Explaining UCC §3-104 NEGOTIABLE INSTRUMENT
- Who is the person entitled to enforce a mortgage note and to whom the obligation to pay the note is owed?
For negotiable notes, UCC 3 governs how these notes may be transferred, the effect of the transfer of ownership of the notes on the ownership of the mortgages securing those notes, and the right of the transferee, under certain circumstances, to record its interest in the mortgage in the applicable real estate office.
If the note is a negotiable instrument , Article 3 determines who may enforce those obligations and to whom these obligations are owed. If the note is non-negotiable, contract law governs.
First, identify the “person entitled to enforce” the note. The owner is not synonymous with person entitled to enforce, a person need not be the owner to be entitled to enforce. The reason it is necessary to identify the “PETE” is that
i. the maker’s obligation is to pay the amount of the note to PETE;
ii. the maker’s payment to PETE results in discharge of the maker’s obligation; and
iii. the maker’s failure to pay; when due, the amount of the note to PETE constitutes dishonor of the note.

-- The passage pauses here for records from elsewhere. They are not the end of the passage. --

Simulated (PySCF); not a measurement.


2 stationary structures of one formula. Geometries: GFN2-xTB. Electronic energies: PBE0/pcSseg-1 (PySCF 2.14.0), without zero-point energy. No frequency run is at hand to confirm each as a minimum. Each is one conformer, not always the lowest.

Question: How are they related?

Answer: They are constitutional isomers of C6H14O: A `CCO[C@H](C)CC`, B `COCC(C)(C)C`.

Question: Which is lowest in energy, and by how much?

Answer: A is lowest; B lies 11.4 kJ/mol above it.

UCC 3-301 provides only three ways in which a person may qualify as a PETE, two of which require the person to be in possession of the note (which may include possession by a third party as an agent. (See UCC §§3-1-103(b), UCC § 3-402.) “Delivery” of a NI (negotiable instrument) is defined as “a voluntary transfer of possession.” UCC 1-201(b)(15).
The first way a person may qualify as a PETE is to be its “holder”. UCC § 1-201(b) (21) (A), requires that the person be in possession of the note and either the note is payable to that person or (ii) the note is payable to bearer. This requires examination of the note and any subsequent endorsements.
The second way that a person may be a PETE is to be a “nonholder in possession of the note who has the rights of a holder.” A nonholder may have the rights of a holder if the delivery of the note to that person constitutes a “transfer” as defined in Article 3 because transfer of a note “vests in the transferee any right of the transfer or to enforce the instrument.” UCC 3-203(b). If a payee delivers the note to an assignee without indorsing it, the assignee will NOT BE a holder because the note is still payable to the payee. The person in possession of the note must also demonstrate the purpose of the delivery of the note in order to qualify as the PETE.
The third method does not require possession of the note but is limited because it applies only in cases in which “the person cannot reasonably obtain possession of the instrument because the instrument was destroyed, its whereabouts cannot be determined, or it is in the wrongful possession of an unknown person or a person that cannot be found or is not amenable to service of process.” UCC §3-309(a)(iii). In such cases, a person qualifies as a PETE if he demonstrates not only that one of the circumstances is present but also that the person was formerly in possession of the note and entitled to enforce it when the loss of possession occurred and that the loss of possession was not a result of transfer or lawful seizure. If the person proves those facts as well as the terms of the note, the person may enforce the note but the court may not enter judgment in favor of the person unless the court finds that the maker is adequately protected against loss that might occur if the note subsequently appears.